Statistics tell a somewhat different story. They show that the "bloody brutal" RUC has killed 53 people, 18 of them acknowledged as members of paramilitary groups, during the course of the conflict, far fewer than any of the other combatant groups. During the same period (1969-93), the Provisional IRA, for example killed 509 civilians, the vast majority of them innocent bystanders. 133 were the deliberate victims of sectarian attacks. That is not counting the number of informers and former IRA activists taken away and "executed" in cold blood by their own organization — usually after having been tortured. Nor does it take into account the civilians killed in bombings in England. But most of the IRA’s victims were Catholics. However, propaganda never lets facts get in the way of the party line. The Irish People concludes:
"As the RUC men make their way here and there, criss-crossing the communities, the call goes out: ‘Cover your noses, keep your kids indoors; the roaches have arrived.’ "
This kind of vilification belongs to conflict, not conflict resolution. And Sinn Fein and the IRA are supposed to be in a conflict resolution mode (if you’ll pardon the jargon). But clearly not when it comes to the RUC. In fact, the hatred it spews forth reveals something that goes far beyond the issue of policing. It exposes alarming if implicit attitudes towards Ulster’s Protestant community.

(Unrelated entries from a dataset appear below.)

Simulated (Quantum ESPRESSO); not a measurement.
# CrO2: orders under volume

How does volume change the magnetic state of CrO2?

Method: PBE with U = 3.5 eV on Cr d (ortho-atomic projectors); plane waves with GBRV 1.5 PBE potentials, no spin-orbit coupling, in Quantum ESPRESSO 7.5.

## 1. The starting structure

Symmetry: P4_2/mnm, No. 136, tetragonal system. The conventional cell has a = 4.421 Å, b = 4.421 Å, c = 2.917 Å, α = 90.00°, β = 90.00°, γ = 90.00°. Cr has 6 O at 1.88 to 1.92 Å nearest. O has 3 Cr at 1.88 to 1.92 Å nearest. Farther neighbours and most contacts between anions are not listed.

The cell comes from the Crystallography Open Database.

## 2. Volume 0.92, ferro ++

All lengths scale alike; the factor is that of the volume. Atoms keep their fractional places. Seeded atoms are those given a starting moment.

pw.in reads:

The RUC is probably the institution in Northern Ireland that is the most representative of ordinary Protestants, with all their faults and virtues. The force has some 13,000 members, full time and reserve. If their families are taken into account, we are talking about a fairly large segment of Northern Ireland’s Protestant population. The percentage of anti-Catholic bigots among them is probably the same as is found in the general Protestant population. But the majority are ordinary Ulster folk, though somewhat better educated than the average, and now, economically speaking, middle or at least lower-middle class. RUC officers have long ago moved away from working-class Protestant communities where for many years they have not been safe. This in itself is an interesting fact when considered in the light of Sinn Fein’s hysterical attacks on the force as loyalist bigotry incarnate. The RUC is intensely disliked by many loyalists, a dislike which has increased since the Anglo-Irish Agreement when hundreds of police officers were burned out of their homes. But it has also something to do with the fact that roughly twice as many loyalist paramilitaries have been arrested as republicans
When Sinn Fein propagandists describe the RUC as "roaches" whose presence makes stomachs turn, it cannot be very reassuring for Ulster’s Protestant population, the bulk of whom identify with the police. What does it say about the possibility of nationalists and unionists ever learning to live together and respect each other’s traditions? Not much — if anything, its shows the kind of gulf that still exists between the peace process rhetoric of reconciliation and the real ghettoized world of Northern Ireland. Essentially, Sinn Fein’s view of the RUC is a view from the nationalist ghetto. But it is a ghetto that Sinn Fein will one day have to leave behind if there is to be any hope of progress toward real reconciliation in Northern Ireland.